In a tiny workshop on the roof of his home in a Baghdad slum, Farhan Hassan works in secret, lovingly curving wood and tightening strings to make his ouds — a traditional Arabic instrument.

Only close family and friends know what he is doing, because the militiamen in his neighborhood frown on such frivolities.

The oud’s angst-filled tunes define Iraq’s music, the same way the Tigris and Euphrates rivers define its landscape. But nowadays few in the country play or make the oud, a pear-shaped, deep-voiced cousin of the lute. Hundreds of artists fled Iraq during the violence in recent years — and continued instability and the power of religious hard-liners give them little desire to return.

So Hassan’s ouds have come to symbolize a lost Iraq, or maybe the country it could become one day. What they don’t speak of is today’s Iraq.

“My country has no flowers, love or beauty,” said Hassan, “I want to leave Iraq and go some place where I can have a normal life.”

A gentle, soft-spoken man with unkempt hair and several front teeth missing, Hassan ships his ouds to buyers abroad — Iraqi musicians who fled Iraq over the years to escape the oppression of Saddam Hussein or the violence that followed his ouster in 2003. Among these are childhood friend Rahim al-Haj, a Grammy-nominated oud player and composer now living in the United States.

Al-Haj urges Hassan to mail as many ouds as possible to sell on his behalf. Al-Haj tours the U.S., playing his three Hassan ouds in concerts to benefit Iraqi children.

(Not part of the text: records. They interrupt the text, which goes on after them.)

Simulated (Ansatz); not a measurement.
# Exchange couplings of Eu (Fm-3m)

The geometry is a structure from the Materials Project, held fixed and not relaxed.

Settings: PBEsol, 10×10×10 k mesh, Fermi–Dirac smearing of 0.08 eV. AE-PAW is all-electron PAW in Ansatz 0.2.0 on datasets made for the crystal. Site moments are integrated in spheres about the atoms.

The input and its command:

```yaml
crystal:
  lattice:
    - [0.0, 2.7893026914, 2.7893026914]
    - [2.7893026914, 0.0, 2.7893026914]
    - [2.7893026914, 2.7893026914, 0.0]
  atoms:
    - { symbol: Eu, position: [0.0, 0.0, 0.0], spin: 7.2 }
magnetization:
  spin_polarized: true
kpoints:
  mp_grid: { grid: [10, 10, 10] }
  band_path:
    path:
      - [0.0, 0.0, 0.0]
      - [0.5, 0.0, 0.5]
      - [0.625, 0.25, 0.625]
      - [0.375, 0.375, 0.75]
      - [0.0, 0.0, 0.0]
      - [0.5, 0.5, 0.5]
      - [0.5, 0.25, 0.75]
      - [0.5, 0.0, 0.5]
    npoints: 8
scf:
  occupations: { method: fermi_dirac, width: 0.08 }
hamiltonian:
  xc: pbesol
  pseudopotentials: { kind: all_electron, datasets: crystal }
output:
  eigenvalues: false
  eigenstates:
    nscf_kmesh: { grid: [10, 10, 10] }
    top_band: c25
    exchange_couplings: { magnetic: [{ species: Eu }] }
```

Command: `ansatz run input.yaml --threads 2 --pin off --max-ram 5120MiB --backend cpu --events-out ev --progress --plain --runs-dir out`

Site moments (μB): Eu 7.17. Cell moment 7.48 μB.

Al-Haj himself was separated from his first oud when a customs officer on the Iraq-Jordan border crossing insisted that he could not take it outside the country without a permit. He had a choice to make back then on a cloudy January day in 1991.

“I chose my freedom at the end, but I was sick for a long time afterward because of the loss of my oud,” he said.

He tried to go home to Iraq in 2004, but instead went back to the U.S., horrified.

“I felt that the pain was far too great for me to handle,” al-Haj said from his Albuquerque, N.M. home. “I discovered that my father died in 1997 while I was still in Syria. My mother died a month after I left.”

Now Hassan is also hoping to leave Iraq. Like many of the estimated 2.5 million Shiites who live in Sadr City, he has had to cope with some of the city’s worst living conditions. Militiamen have closed music stores, prohibited the mixing of the sexes, banned wedding parties, imposed the Islamic hijab on women and murdered gay men — all while making a living as hired guns.

During the dark days of militia rule up until two years ago, Hassan took his ouds and anything else in his workshop that would give away his profession to a brother’s home in a safer Baghdad neighborhood. The militiamen came to the house twice in 2005, he recalled — “in the middle of the night and wearing masks like highway robbers” — but left empty-handed.

“I could have gone out on the streets carrying an RPG or a machine-gun and people would either take no notice or commend me on my courage,” he mused. “But I would have probably been killed if I had gone out with an oud in my hand,” he said with a laugh tinged with bitterness.

Even now, the sign on a leaf-shaped piece of wood — “Farhan Hassan oud workshop” — is covered with cloth of a fading floral design. On the wall is a fading picture of a ballerina Hassan ripped off a German magazine he found when a teenager, along with an image of a young Charlie Chaplin and of Michelangelo’s Pieta, a sculpture of a grief-stricken Virgin Mary with a dead Jesus on her lap. There is also a copy of a famous Iraqi painting of female gypsy dancers, and magazine pictures of two of Iraq’s most renowned oud musicians — the late brothers Mounir and Gameel Bashir.

Hassan was born to a poor family that migrated to Baghdad from Iraq’s impoverished south in the 1950s. Two of his brothers disappeared in the early 1980s. For years, the family suspected they had been executed for their communist party membership, but confirmation of their death only came from records uncovered after Saddam Hussein’s 2003 ouster.

“Fayadh gave me my first oud,” said Hassan, his eyes welling up as he spoke of the older of his two siblings. “He encouraged me to play music.”

The overthrow of Saddam delivered Iraq’s majority Shiites from years of oppression, but Hassan says the empowerment of his community did nothing to alleviate the pain over his lost siblings.

“Fayadh was like a father to me,” he recalled, seated on the floor of a living room whose bare walls are adorned by an image of Imam Hussein, a seventh-century saint whose martyrdom in battle cemented the Shiite-Sunni divide.

With Iraq’s best-known oud players gone abroad, there is little market for ouds.

“I have not sold a single oud in three months, so I work part-time as an electrician and an upholsterer. I have a wife, a boy and two girls to feed,” said Ali al-abdaly, an oud maker whose workshop is in Baghdad’s old quarter. “If the oud industry was to prosper again, there must be security again,” he said, as he carved out his name on a piece of wood that is going on the front of a new oud.

Hassan’s ouds, each meticulously made over a month or longer, are mostly sent abroad. They sell for $500 to $1,000 each.

“Farhan is one of the best oud makers in Iraq,” said al-Haj. “But he has a problem. It takes him a long time before he can bring himself to part with the ouds. He falls in love with them.”

In the meantime, Hassan is begging for help to leave Iraq.

“Please tell Rahim that I want to leave,” he said. “Ask him to find out for me if I can study abroad.”